The way we stream videos online may soon be positively revolutionized if a new partnership entered into by seven of the world’s biggest software technology makers works out.

The Alliance for Open Media, comprising Amazon, Cisco, Google, Intel Corporation, Microsoft, Mozilla and Netflix, is coming together to create a next-generation standard for encoding and decoding video streams.

“The Alliance for Open Media brings together the leading experts in the entire video stack to work together in pursuit of open, royalty-free and interoperable solutions for the next generation of video delivery.

“The new Alliance is committing its collective technology and expertise to meet growing internet demand for top-quality video, audio, imagery and streaming across devices of all kinds and for users worldwide,” said AOMedia Executive Director Gabe Frost in a press release.

Observers say the alliance was likely driven in part by demands for royalties from the industry group HEVC Advance, which is making patent claims on a successor to the popular H.264 codec that is capable of transmitting 4K video at half the current bandwidth.

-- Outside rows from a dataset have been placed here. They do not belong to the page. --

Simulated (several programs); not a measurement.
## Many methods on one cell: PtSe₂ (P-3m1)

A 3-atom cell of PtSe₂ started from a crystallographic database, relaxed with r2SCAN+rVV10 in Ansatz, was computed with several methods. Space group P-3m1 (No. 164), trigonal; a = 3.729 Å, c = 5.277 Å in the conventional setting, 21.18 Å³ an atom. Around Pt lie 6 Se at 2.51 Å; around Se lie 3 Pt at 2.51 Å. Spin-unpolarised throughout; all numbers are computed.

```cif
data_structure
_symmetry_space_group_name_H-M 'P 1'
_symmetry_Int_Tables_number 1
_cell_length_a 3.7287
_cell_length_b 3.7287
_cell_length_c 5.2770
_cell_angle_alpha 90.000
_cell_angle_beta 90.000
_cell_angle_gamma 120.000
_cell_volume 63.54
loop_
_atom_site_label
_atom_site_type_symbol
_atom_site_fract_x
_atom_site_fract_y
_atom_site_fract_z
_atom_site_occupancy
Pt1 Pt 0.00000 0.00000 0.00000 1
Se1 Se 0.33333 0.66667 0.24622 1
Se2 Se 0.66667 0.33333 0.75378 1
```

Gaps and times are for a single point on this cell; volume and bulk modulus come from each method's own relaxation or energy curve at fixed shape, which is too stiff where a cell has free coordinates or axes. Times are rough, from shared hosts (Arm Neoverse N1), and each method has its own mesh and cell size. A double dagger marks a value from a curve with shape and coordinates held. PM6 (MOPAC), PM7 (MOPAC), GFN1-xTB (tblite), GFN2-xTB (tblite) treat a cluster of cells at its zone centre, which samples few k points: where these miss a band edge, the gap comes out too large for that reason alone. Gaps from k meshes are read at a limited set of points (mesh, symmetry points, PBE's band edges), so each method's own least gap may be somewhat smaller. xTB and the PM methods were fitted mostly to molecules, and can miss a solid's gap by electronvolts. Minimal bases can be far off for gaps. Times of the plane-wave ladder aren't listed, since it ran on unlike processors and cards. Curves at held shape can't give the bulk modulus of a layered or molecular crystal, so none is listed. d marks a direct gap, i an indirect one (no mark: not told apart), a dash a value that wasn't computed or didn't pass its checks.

Companies like Netflix and Amazon pay millions of dollars a year to license codecs, which allow streaming media files to be transmitted and displayed on our devices. But competing formats, a lack of standards, and battles over patents have created headaches for companies that would rather organize — and optimize — around a single codec.

The alliance expects to add more members starting next year to bolster its position against competing codecs in the marketplace.